Tomato ‘laterals’ or side shoots, are the stems that appear in between the stem and a branch. If left to grow, they will become another main stem with branches, flowers, fruit and more sideshoots of their own.
‘Pinching Out’ or removing the sideshoots is recommended because if they are left to grow, the new stem will compete for nutrients with the original plant and the fruit.
If you leave the sideshoots to grow, the tomatoes might be smaller and could be slower to ripen. Pruning tomato sideshoots is really just like thinning the plants.
However you don’t have to prune out sideshoots in every variety of tomato.
Pinching 0ut tomatoes is not essential and some gardeners don’t bother with tomato pruning at all. However, most agree that you will get a better yield from tall tomato plants if you do.
It does also depend on the type of tomato plant you are growing.
As a rule of thumb, vine or cordon tomatoes (also known as indeterminate) will need pinching out whilst bush or tumbler tomatoes (also known as determinate) do not.
Indeterminate tomato plants can get extremely large and will keep producing tomatoes all season, so they can handle the pruning. If you leave all the suckers to grow, the plant will favour the growth of more stems rather than ripening the fruit. Regularly pinching out of tomato side shoots will concentrate the plant’s energy into producing fruit.

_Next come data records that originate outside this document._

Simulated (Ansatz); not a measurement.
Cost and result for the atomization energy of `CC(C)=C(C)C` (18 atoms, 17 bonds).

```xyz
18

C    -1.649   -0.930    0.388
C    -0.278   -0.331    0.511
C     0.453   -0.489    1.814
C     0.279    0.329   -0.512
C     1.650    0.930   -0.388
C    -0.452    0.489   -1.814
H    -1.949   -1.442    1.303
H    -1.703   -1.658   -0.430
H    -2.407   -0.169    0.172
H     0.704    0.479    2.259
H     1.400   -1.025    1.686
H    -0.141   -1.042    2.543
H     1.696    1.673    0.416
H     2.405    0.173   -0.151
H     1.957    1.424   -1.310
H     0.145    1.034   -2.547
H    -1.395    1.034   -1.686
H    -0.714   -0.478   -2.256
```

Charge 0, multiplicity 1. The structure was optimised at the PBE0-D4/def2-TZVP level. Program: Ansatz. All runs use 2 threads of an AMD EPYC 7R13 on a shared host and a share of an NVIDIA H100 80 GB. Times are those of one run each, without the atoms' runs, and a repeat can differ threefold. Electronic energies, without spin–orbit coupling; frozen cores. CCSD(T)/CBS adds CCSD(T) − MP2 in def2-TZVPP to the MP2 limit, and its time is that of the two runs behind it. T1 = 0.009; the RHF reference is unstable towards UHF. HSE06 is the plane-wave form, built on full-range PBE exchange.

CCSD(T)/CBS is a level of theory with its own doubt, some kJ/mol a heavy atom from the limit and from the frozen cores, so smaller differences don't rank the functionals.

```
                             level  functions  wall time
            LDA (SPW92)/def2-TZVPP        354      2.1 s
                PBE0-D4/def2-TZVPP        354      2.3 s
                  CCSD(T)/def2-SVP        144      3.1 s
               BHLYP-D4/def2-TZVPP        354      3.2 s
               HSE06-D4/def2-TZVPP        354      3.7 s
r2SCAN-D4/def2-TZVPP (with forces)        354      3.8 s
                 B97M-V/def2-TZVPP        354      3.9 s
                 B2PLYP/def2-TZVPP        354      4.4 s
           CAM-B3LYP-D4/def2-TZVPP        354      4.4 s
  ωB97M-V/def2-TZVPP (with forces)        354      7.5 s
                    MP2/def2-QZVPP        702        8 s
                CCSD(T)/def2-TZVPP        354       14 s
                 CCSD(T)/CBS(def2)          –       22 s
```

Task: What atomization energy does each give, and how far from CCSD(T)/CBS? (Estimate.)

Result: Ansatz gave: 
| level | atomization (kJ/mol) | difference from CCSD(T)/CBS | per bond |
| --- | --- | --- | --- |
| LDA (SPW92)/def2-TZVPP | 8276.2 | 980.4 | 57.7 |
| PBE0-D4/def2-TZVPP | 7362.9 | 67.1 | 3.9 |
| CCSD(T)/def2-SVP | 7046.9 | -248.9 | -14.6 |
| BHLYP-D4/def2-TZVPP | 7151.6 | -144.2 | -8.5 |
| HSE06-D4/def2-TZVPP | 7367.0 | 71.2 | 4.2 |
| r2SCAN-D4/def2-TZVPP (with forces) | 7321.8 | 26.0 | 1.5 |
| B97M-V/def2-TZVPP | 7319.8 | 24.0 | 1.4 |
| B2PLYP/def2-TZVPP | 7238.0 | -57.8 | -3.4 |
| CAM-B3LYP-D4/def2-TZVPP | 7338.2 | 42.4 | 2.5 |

This is a photo of the Gardener’s Delight variety I am growing in a window. You can see the side shoot has become bigger than the actual stem, it should have been removed.
As long as you have a strong main stem, you can leave a few sideshoots on the plant.
Some gardeners only pinch out everything below the first flower cluster, while others leave a couple of sideshoots on the lower portion of the plant.
I am told that tomato pruning is more trial and error than precision, I am still learning.